One of the important capabilities of C# is being able to interoperate with existing code, whether it’s based on COM or is in a native DLL. This chapter provides a brief overview of how interop works.
1. Using COM Objects
To call a COM object, the first step is to define a proxy (or wrapper) class that specifies the functions in the COM object, along with additional information. This is a fair amount of work, which you can avoid in most cases by using the tlbimp utility. This utility reads the COM typelib information and then creates the proxy class automatically. This will work in many situations, but if you need more control over marshalling, you may have to write the proxy class by hand. In this case, you use attributes to specify how marshalling should be performed.
Once the proxy class is written, it’s used like any other .NET class, and the runtime handles the ugly stuff.
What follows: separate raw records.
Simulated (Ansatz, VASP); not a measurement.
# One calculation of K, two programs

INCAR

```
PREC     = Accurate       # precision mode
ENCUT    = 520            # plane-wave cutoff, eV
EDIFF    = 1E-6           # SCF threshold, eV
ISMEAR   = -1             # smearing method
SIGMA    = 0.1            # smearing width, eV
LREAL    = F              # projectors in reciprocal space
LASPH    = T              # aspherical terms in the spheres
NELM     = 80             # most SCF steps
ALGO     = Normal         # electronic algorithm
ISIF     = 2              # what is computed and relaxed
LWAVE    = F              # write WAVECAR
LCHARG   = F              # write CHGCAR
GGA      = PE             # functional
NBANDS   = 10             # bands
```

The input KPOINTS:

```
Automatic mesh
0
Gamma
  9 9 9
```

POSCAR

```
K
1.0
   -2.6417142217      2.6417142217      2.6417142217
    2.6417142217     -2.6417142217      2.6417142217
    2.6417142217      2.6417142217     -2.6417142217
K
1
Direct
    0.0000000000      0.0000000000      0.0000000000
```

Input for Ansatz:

2. Being Used by COM Objects
The runtime also lets .NET objects be used in place of COM objects. The tlbexp utility creates a typelib that describes the COM objects so that other COM-based programs can determine the object’s interface, and the regasm utility registers an assembly so it can be accessed through COM. When COM accesses a .NET class, the runtime creates the .NET object, fabricating whatever COM interfaces are required and marshalling the data between the .NET world and the COM world.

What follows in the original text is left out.